Amazon S3 is a very cost-effective, flexible and reliable object storage system/platform to store and retrieve any amount of data for applications. Objects are stored on S3 in the system called “Buckets” with key-value pairs, with additional configuration options. To access a particular object from a bucket, you just need to make a GET request on the URL of the resource.
Objects stored on S3 are accessible to the owner of the bucket. The owner can then implement their own retrieval mechanisms to cater to various client needs. While sharing the public URL of the S3 bucket would be the most straightforward and easy implementation, it comes with security risks such as brute force attacks, misuse of publicly shared resources etc. The security aspect becomes even more important when the objects stored are not just icons or website resources, but also highly private things such as scanned verification cards, photo id etc.
So how do we mitigate these risks, while continuing to serve objects to the client?
There are two ways you could go about it :
- Build a server application, which serves endpoints such as http://gets3objects.com/media/images/90290901, along with proper auth codes. The application then streams the required resource to the client. This approach can quickly lead to a very slow client application, since every, request now has to go through your client to server to s3 and back. This might not end up being a good user experience.
- The second approach uses S3 pre-signed URLs to serve the client with S3 URLs that are short-lived while keeping the buckets private. Once the URL is generated, it can be reused as many numbers of times as we want until the duration of the signed URL expires.
For our application, we did not want to bombard the server with too many GET requests for the same resource. So we used S3 pre-signed URLs to implement duration limiting URLs. The core strategy revolved around storing the s3 relative path like /media/images/900092/, against the user/entity, in the database.
To access the resource related to an entity, we created an entity: resource map which essentially is a mapping to know what kind of document needs to be accessed by a particular request. For eg, to request a user’s photo, the client would send the name of the entity “user” and the field in which the relative path of the resource is stored “photo”. The server application would then fetch the relative path from the database, sign the URLs and send back the url in response, for use by the client.
Generating S3 Signed URLs
AWS provides the facility to use signed URLs for access to data stored in private buckets. The following explanation is taken directly from AWS documentation and describes the creation and use of signed URLs:
The Amazon S3 REST API uses a custom HTTP scheme based on a keyed-HMAC (Hash Message Authentication Code) for authentication. To authenticate a request, you first concatenate selected elements of the request to form a string. You then use your AWS secret access key to calculate the HMAC of that string. Informally, we call this process “signing the request,” and we call the output of the HMAC algorithm the signature because it simulates the security properties of a real signature. Finally, you add this signature as a parameter of the request by using the syntax described in this section.

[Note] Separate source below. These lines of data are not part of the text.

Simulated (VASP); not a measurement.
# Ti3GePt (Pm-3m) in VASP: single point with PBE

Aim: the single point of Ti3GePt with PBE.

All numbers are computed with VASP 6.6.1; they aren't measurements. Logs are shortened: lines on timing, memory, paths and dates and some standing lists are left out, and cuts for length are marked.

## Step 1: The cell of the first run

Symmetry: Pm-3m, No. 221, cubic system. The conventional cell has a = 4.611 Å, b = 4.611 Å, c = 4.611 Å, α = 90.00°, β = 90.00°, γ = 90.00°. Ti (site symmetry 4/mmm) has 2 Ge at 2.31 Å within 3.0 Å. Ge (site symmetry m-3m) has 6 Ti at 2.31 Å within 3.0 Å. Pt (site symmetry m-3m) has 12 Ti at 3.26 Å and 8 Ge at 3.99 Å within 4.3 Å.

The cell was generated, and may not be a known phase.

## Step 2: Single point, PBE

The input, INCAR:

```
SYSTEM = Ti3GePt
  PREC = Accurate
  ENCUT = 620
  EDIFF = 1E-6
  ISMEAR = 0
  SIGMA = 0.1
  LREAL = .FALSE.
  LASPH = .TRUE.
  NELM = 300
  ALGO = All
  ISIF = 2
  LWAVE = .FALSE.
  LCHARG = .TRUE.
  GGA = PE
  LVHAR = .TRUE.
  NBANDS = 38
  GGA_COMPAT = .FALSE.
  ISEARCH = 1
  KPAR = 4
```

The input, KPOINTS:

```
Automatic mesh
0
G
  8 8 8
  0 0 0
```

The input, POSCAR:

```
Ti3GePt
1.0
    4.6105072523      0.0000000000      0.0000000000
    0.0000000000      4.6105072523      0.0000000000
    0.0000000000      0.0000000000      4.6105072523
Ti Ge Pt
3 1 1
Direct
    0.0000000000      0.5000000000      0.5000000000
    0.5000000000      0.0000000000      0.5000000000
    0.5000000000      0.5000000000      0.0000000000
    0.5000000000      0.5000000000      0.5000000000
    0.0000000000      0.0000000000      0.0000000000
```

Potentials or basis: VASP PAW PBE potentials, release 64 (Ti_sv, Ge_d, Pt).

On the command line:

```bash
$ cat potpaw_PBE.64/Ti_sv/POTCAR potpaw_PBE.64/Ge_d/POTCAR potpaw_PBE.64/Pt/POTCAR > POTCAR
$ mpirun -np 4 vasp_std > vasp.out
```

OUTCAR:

When the system receives an authenticated request, it fetches the AWS secret access key that you claim to have and uses it, in the same way, to compute a signature for the message is received. It then compares the signature is calculated against the signature presented by the requester. If the two signatures match, the system concludes that the requester must have access to the AWS secret access key and therefore acts with the authority of the principal to whom the key was issued. If the two signatures do not match, the request is dropped and the system responds with an error message.
In order to implement a pre-signed url in our app, we need to create an application endpoint which would:
- Authenticate the request based on proper auth codes
- Check the user permissions on the requested resource
- If both 1 and 2 are satisfied, generate a signed s3 url and return to the client.
As you can see it in the image below which shows our “Signing Algorithm”.
For our server application, we used boto, the Python SDK for Amazon Services. The basic implementation for this SDK is pretty straightforward :
First, we create a class called “AwsSignedUrls”, which implements the method “sign” for the url signing. This method takes parameters such as relative path, expiry, headers, and https. For our implementation, we provide this method with an s3 relative path of the request which is generated and stored against the user/entity in the database. This param “expiry” is used to set the expiry duration for the particular resource url.
Next, we import boto’s S3Connection to create a connection to the service. At this point, the variable “c” points to an S3 connection object. We pass our “aws-access key” and “aws-secret-key” to this connection object. Next, we use the “generate_url” method on this connection to generate an URL for the requested “key”, which is the relative_path param. This returns the signed S3 url, which then we return to the requested client.
The API layer then uses class “AwsSignedUrls”, with proper relative paths to return the generated url. (As shown in the image below)
This basic implementation provides a lot of flexibility to implement different expiration durations across various clients and products while providing a very solid abstraction on accessing the resources on S3 buckets.